Here we use LINQ to get the closest stations. We select stations of which latitude and longitude are not too "far away" from the actual location. This in fact will not give us stations in a circular distance but rather all stations in a square around the actual location.

To compute the exact distance of each station in this collection, we call the ComputeDistance method which uses the spherical law of cosines to compute the distance.

When all the distances are computed, then the Where method is used to reduce the collection only to those stations where the distance from the place is lower than 400 meters.

The reason to use LINQ here was to eliminate the number of stations for which I will have to compute the spherical distance, because it is a costly operation.

To summarize, the GetNearStations method will fill the ObservableCollection with the nearest stations. Later, we will bind the content of this collection to the map.

Getting the directions

Here we call the GeocodeAddress of the ServiceCaller classes which was described above in the chapter dedicated to "Getting the data". Because GeocodeAddress is an asynchronous operation, we have to assign an event handler to perform the actions when the address has been geocoded.

void BikePlaceGeocoded(object sender, AddressGeocodedEventArgs e)
{
  this.CurrentStation.Routes.Clear();
  this.CurrentRoute = null;

  //set the destination place
  this.Arrival = e.Location;

  //retrieve the stations arround destination place
  this.ArrivalStations =  
       GetNearStations(this.Arrival, BikeConst.ANGLE_DISTANCE);

    
  foreach (BikeStation destination in this.ArrivalStations)
  {
    BikeStation[] list = { this.CurrentStation, destination };
    BikeRoute route = new BikeRoute();
    route.From = this.CurrentStation;
    route.To = destination;
    

    //add item to collection, keep just couple
    //fastest routes in the collection
    this.CurrentStation.Routes.Add(route);

    //call the web service to calculate the directions of the route
    _serviceCaller.CalculateRoute(route);
  }
}

In the event handler, we will first clear the Routes collection of the current stations, to erase any routes which might be there from previous searches, and also deselect the current route. In AddressGeocodedEventArgs, we obtain the location of the station, which is assigned to the Arrival property. We call the GetNearStations method this time to obtain all the arrival stations.

Then a loop over all arrival stations creates a new BikeRoute for each route from the actually selected station to the arrival station. In this loop, the CalculateRoute method of ServiceCaller is called which asks the Bing services to get the driving directions. When the directions are obtained, the BikeRoute object will be altered.

Visualizing on map

Here we assume that we have all the data in the properties of the MainPage class and we just have to show it on the map.

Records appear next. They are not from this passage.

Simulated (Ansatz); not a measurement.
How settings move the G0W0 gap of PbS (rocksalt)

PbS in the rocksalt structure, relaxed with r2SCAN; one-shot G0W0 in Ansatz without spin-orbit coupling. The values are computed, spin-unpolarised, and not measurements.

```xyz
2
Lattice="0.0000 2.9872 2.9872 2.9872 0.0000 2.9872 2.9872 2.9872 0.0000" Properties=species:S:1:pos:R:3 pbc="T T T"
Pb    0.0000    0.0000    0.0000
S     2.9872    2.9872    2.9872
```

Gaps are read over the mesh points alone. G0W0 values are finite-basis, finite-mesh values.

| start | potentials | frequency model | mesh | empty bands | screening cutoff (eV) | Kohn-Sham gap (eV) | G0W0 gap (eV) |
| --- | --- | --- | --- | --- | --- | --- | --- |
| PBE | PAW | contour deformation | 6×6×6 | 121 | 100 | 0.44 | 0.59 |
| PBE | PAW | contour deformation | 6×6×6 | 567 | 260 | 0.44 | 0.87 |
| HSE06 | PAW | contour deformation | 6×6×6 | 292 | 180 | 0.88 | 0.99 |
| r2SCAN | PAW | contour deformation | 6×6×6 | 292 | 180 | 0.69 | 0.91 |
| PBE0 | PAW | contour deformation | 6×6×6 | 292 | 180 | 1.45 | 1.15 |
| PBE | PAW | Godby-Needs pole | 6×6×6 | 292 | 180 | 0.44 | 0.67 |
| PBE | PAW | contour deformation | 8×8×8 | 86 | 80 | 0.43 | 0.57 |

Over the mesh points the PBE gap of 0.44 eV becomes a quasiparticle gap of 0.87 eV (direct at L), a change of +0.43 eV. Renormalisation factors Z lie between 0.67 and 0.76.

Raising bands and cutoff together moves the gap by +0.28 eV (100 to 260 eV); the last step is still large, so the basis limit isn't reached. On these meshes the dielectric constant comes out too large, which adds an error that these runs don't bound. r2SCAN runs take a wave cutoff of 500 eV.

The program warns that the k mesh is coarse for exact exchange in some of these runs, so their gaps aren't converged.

Visualizing the user location

Let's start by visualizing the current position and the destination position. To visualize a single point, the Pushpin component is used.

<map:map>
  <map:Pushpin Location="{Binding Departure}" 
         Style="{StaticResource PlaceMarkStyle}"/>
  <map:Pushpin Location="{Binding Arrival}" 
         Style="{StaticResource PlaceMarkStyle}"/>
</map:map>

We have two Pushpins with Location properties bounding the Departure and Arrival properties of the MainPage class, both of which are of type GeoCoordinate. Both of these components use the PlaceMarkStyle.

PlaceMark.JPG

<Style x:Key="PlaceMarkStyle" TargetType="map:Pushpin">
  <Setter Property="Template">
      <Setter.Value>
          <ControlTemplate>
              <Canvas>
                  <Path Width="16" Height="15" 
                        Canvas.Top="13" Stretch="Fill" 
                        Stroke="#FF000000" Fill="#FF000000" 
                        Data="F1 M 8,28 L 0,16L 16,16L 8,28 Z "/>
                  <Rectangle Width="6" Height="13" 
                         Canvas.Left="5" Stretch="Fill" 
                         Stroke="#FF000000" Fill="#FF000000"/>
                  <Canvas.RenderTransform>
                      <CompositeTransform TranslateX="-16" 
                                TranslateY="-14"/>
                  </Canvas.RenderTransform>
              </Canvas>
          </ControlTemplate>
      </Setter.Value>
  </Setter>
</Style>

The style overrides the control template from the standard to a little arrow pointing to the location. The arrow is composed of two objects: a rectangle and a triangle being the top of the arrow. What is important here is that the default relative point when zooming is the lower left corner of the Pushpin. That is why the RenderTransform is used which translates the Pushpin to the lower left corner of the component.

Visualizing the stations

Because there can be several stations on the map at the same time, the MapItemsControl object is used which serves for visualizing several objects of the same type on the map.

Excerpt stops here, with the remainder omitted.